Popular Science Monthly/Volume 49/September 1896/Minor Paragraphs

MINOR PARAGRAPHS.

Prof. Dewar, in the first of a series of lectures on Chemical Progress at the Royal Institution, paid a well-deserved tribute to the pioneer work of M. Moissan, in his researches on the combination of carbon and the various metals in the electric furnace. Prof. Dewar also called attention to the fact that many years ago Mendeleef put forth the view that the immense localization of petroleum at Baku and other centers could only be accounted for on the theory that it was being continuously generated by the action of water on carbides. Benzene, which is the nucleus of all the colors hitherto obtained from coal tar products, is reached by the acetylene process in three stages: first, the combination of lime and coal in the electric furnace; second, the decomposition of the resulting carbide by water; and, thirdly, the transformation into benzene of acetylene gas by means of heat.

The catalogue of earthquakes in Russia, to which are added those in China, Persia, and other countries bordering on that empire, begun by A. Orloff, in 1869, and just completed and revised by Prof. Mushketoff, contains a list of about 2,400 separate earth, quakes which occurred in 560 places, between 596 b. c. and a. d. 1887. Of them, 710 took place in China, 549 in East Siberia, 36 m West Siberia, 202 in Central Asia, 590 in Caucasia, 121 in Asia Minor and North Persia, and 188 in European Russia. Considering only the periods during which the observations went on without interruption, the frequency of earthquakes may be represented as having been 640 in each hundred years in Caucasia, 810 in China, 290 in East Siberia and Turkistan, 138 in Middle and South Russia, and only 19 in North Russia, Finland, and the Baltic provinces. The date of the catalogue shows that while in Siberia and Central Asia earthquakes are more frequent during the autumn and winter than during spring and summer, the proportion is reversed for China and Caucasia.

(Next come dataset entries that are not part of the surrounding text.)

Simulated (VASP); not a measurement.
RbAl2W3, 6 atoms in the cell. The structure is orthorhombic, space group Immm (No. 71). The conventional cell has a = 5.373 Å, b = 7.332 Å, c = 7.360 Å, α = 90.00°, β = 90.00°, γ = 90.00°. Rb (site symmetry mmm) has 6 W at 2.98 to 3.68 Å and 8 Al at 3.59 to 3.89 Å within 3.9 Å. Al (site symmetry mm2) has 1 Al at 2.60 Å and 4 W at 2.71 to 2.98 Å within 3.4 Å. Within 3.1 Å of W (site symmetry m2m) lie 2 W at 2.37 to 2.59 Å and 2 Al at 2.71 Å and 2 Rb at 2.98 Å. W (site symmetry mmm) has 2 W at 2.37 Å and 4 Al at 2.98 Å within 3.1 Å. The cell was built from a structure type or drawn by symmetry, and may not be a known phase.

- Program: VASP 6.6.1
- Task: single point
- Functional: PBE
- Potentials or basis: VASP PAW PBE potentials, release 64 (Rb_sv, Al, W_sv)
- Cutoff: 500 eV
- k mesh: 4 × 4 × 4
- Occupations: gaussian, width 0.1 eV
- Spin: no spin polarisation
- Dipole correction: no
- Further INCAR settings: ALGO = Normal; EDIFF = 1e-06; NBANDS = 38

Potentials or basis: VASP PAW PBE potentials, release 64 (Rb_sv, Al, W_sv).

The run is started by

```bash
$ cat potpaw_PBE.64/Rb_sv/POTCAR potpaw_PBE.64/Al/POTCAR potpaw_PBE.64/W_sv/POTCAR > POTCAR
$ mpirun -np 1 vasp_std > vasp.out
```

The interdependence of the most unlike things in Nature is well shown by the following: It seems that in certain districts the growing of water cresses is quite an important industry. The caddis worm is very fond of water cresses, but is usually kept from doing them any serious damage by the trout, which it seems are very fond of the caddis. But during last season a large number of herons appeared, who have a special predilection for trout, which they thinned out to such a degree that the caddis worms were given a free course, and soon destroyed the water-cress crop. The loss of the water-cress grower was primarily due to ravages of the caddis worm; which ravages were due to the lack of trout; the lack of trout being due to the unusual number of herons present in the neighborhood, and the unusual number of herons was due to the men who encouraged their breeding and multiplication for other reasons. Thus we have a state of things which at first sight seems to have arisen through purely natural causes, but which, upon closer inspection, is clearly traceable to man's interference with the "balance of Nature."